Home Buying Persistence

home buying persistence
How to prepare for the bidding war.

Before the health lockdowns, home sale inventory was already well below the volume to maintain a healthy housing market.  Many home owners decided to put off their spring and summer home sales this year as a result of health concerns, further reducing the available home sale inventory.  The result was that the number of home buyers competing for one home increased. Low home sale inventory continues to be an issue, and there is still a high probability of competing with other buyer offers on a home.  As a home buyer, you are probably wondering how to win the multiple offer scenario. It comes down to home buying persistence.

The obvious way to win a bidding war is to make the most attractive offer to the seller.  But that’s easier said than done.  The reality is that beating out multiple home buyer offers means you need to be organized, and go in with your best offer.  And if you lose out on the home, don’t give up. 

Get organized.

First, talk to a mortgage lender before looking at homes.  Have the loan officer review your credit and income to determine what mortgage program is best for you, and get pre-approved.  Once you’re pre-approved, you can be confident about making an offer on a home.  Your mortgage application should also be easier because you’ve already given documents to the loan officer.  But the most important reason for a pre-approval is for the seller to feel confident with your offer.

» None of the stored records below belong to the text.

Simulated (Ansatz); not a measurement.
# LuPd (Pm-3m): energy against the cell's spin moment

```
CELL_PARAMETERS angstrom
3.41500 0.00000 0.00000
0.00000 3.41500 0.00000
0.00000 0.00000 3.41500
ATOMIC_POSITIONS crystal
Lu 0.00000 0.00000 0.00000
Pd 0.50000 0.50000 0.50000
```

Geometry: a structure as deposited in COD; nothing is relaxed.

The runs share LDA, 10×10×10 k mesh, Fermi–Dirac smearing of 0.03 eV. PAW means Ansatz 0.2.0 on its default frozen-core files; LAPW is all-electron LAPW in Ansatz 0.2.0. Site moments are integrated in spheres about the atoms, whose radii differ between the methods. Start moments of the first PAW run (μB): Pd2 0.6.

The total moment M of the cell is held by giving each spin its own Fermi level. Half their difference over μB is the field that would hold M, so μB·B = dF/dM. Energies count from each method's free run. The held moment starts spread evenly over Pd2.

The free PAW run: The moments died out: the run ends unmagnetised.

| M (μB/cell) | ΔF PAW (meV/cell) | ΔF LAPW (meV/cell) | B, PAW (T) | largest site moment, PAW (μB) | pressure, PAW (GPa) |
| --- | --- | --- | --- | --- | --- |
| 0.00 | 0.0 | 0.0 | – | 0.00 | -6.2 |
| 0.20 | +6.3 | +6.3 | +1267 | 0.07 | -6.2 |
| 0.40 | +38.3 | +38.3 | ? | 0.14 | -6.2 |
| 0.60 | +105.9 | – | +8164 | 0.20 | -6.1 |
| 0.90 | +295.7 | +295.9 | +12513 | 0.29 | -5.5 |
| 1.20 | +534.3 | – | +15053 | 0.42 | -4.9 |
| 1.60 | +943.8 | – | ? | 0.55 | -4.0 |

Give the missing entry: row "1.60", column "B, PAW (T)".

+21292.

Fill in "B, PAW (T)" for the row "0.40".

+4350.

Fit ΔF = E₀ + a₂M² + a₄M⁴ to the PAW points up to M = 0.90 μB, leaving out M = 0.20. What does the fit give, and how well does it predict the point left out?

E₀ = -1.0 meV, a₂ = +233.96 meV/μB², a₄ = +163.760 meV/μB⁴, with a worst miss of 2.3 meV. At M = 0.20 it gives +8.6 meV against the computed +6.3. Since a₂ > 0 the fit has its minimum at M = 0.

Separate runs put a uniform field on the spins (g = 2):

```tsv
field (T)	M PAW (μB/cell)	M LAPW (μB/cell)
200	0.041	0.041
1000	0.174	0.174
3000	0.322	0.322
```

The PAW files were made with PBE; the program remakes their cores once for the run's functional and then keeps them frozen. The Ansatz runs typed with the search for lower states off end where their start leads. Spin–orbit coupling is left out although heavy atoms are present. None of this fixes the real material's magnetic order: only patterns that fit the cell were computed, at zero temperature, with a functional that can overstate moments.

When the seller reviews multiple offers, they usually rank offers with contingencies lower than the non-contingent offers.  Rather than foregoing the home inspection, consider having a pre-offer home inspection.  The pre-offer inspection will allow you to determine the condition of the home so your offer will be more attractive to the seller. 

As a home buyer, you should try to gain some insight into what the seller wants .  You may think that the seller just wants the highest price.  But that’s not always true. In multiple offer situations, the home seller looks at all factors, including price AND terms (including deposit, closing date, contingencies, etc.). 

Should you use an escalation clause?  Maybe.  In a multiple offer situation, a clean offer is usually best.  This means making your best offer.  But if you decide to use an escalation clause, make sure you are aware of the cap (limit to price), and your escalation factor.  Make your escalation factor is worthwhile for the seller; meaning if you’re the highest price by $500 or $1,000, the seller may consider other factors in their decision.  Also make sure that your escalation is in line with the estimated appraised value.

Don’t get discouraged if you lose out in multiple offer scenarios. Stick with it and have home buying persistence. Sometimes, reassessing your home buying strategy may be warranted. And your home buying persistence may mean that you look at alternative sales.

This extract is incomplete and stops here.